Source:
https://scmp.com/article/580354/lai-see

Lai See

virgin offers a little advice for the year of the pig

What a surprise to open a missive from a member of Sir Richard Branson's Virgin Group, apparently destined to enter the Macau casino business, and find the following advice:

'Don't be greedy!'

The warning is contained in a Chinese-style almanac where airline Virgin Atlantic lists dos and don'ts for the Year of the Pig.

According to sources, Virgin Group plans to partner with Australia's Tabcorp Holdings, the world's sixth-largest casino developer, to build and operate a US$3 billion casino resort in the Pearl River playground.

But lest anyone get the impression that Virgin's morals are at odds with its business sense, in addition to the injunction against greed the almanac contains another piece of sage advice: 'Don't be a miser!'

Lai See has pondered the significance of these two messages and arrived at the following interpretation - don't be too mean when betting, but know enough to walk away from the gaming table once you've made a killing.

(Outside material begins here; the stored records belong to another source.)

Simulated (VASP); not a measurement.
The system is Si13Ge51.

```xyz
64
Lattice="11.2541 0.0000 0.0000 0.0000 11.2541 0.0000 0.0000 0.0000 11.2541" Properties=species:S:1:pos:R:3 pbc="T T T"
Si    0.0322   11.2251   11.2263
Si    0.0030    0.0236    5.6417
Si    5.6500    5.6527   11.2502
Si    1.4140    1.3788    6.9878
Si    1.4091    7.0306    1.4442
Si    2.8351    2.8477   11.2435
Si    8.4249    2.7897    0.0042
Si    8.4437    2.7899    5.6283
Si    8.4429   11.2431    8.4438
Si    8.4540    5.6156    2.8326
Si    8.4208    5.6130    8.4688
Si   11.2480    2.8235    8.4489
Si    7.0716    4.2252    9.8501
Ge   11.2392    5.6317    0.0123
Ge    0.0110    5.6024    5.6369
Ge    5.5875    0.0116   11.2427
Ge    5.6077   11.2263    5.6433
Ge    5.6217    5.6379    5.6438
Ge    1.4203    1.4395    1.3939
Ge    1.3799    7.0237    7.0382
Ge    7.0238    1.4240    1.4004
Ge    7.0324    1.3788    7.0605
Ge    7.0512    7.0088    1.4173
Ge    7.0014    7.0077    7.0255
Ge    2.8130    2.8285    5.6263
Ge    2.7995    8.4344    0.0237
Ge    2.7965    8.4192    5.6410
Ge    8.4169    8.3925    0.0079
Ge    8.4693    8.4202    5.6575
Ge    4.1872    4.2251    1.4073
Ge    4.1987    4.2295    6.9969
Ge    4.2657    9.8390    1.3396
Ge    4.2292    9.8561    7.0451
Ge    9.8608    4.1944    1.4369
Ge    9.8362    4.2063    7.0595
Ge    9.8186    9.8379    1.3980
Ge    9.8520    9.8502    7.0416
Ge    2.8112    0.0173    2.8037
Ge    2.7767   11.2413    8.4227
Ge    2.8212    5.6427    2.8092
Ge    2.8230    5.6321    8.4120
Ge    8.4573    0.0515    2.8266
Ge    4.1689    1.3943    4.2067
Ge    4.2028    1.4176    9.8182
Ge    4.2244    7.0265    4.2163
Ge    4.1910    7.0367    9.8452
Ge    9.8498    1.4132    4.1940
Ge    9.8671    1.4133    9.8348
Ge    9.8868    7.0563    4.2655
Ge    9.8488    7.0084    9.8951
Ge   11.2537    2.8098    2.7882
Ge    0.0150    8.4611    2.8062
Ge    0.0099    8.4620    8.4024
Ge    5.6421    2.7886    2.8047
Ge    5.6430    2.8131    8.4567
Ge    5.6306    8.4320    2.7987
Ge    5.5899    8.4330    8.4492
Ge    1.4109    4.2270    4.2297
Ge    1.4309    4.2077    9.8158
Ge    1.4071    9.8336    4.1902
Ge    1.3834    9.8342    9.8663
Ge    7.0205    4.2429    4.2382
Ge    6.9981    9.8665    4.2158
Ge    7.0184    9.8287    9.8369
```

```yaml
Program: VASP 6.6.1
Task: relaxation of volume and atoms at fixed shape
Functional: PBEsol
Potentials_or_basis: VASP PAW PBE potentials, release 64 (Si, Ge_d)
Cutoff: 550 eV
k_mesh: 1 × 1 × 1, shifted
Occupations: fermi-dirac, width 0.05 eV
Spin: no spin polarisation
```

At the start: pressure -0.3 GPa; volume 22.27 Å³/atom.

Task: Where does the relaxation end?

Our almanac came accompanied by red packets festooned with practical wishes. (They were empty, of course, so the ICAC can relax.)

Unlike most red packets with their broad and generic wishes, Virgin's reveal a certain empathy with the actual content of dreams - 'Pay rises without working harder', 'Flourishing love life', 'Get rid of bad people' and 'Win Mark Six'.

keeping the snake

Speaking of the Lunar New Year, it's a time not just for almanacs and red packets but for food too.

No one knows this better than Henry Wu King-cheong, former legislator and honorary permanent president of the Chinese Gold and Silver Exchange Society, who will host his 25th annual snake soup banquet for journalists at the Ocean Park this weekend - a cold weather dish for what are forecast to be a cold couple of days.

In recent years Mr Wu has increased the variety of dishes on offer to include chicken and fish, because 'many young people don't actually like snake', he said.

But he insists on retaining at least one snake dish out of respect for the banquet tradition begun 40 years ago by his father, Woo Hon-fai. Nicknamed the King of Gold, Mr Woo worked as a reporter on the mainland during the second world war before he came to Hong Kong and made his fortune as a gold trader.

first one in the airport

Lai See has heard many people say they would never buy shares in the company they work for, knowing just what a flimsy house of cards it all is.

David Pang Ding-jung, outgoing chief executive of the Airport Authority, is not such a man. He was asked yesterday if he had any regrets about leaving before achieving the government's dream of privatising the airport for a listing on the stock exchange.

'You learn in life that fishing is more enjoyable than the fish,' said Mr Pang (right). 'When the fish will come is less important, as I know the fish will come. And when it lists, I will be the first one to buy Hong Kong International Airport.'

The former Greater China chairman of Dupont said he had accomplished his goal of unlocking the airport's potential, despite having not a whit of airport experience when he took the post six years ago.

His successor, former Dragonair chief executive Stanley Hui Hon-chung, starts work today.

ubs goes green

For UBS, every one degree rise in temperature means not just more sweat on the way to the office and more air-conditioning. It means a lot more investment opportunities.

Reading one of the investment bank's press releases yesterday, we almost thought we had strayed into a report by a green group. Terms such as greenhouse gas emissions, fossil fuels and climate change mitigation popped up repeatedly, causing us to almost forget that this was a discussion about money.

But the bank did give some hints on investment strategy. It advises investing in renewable bonds issued by governments and companies to finance clean energy projects and in venture capital and private equity firms focused on environmental technology.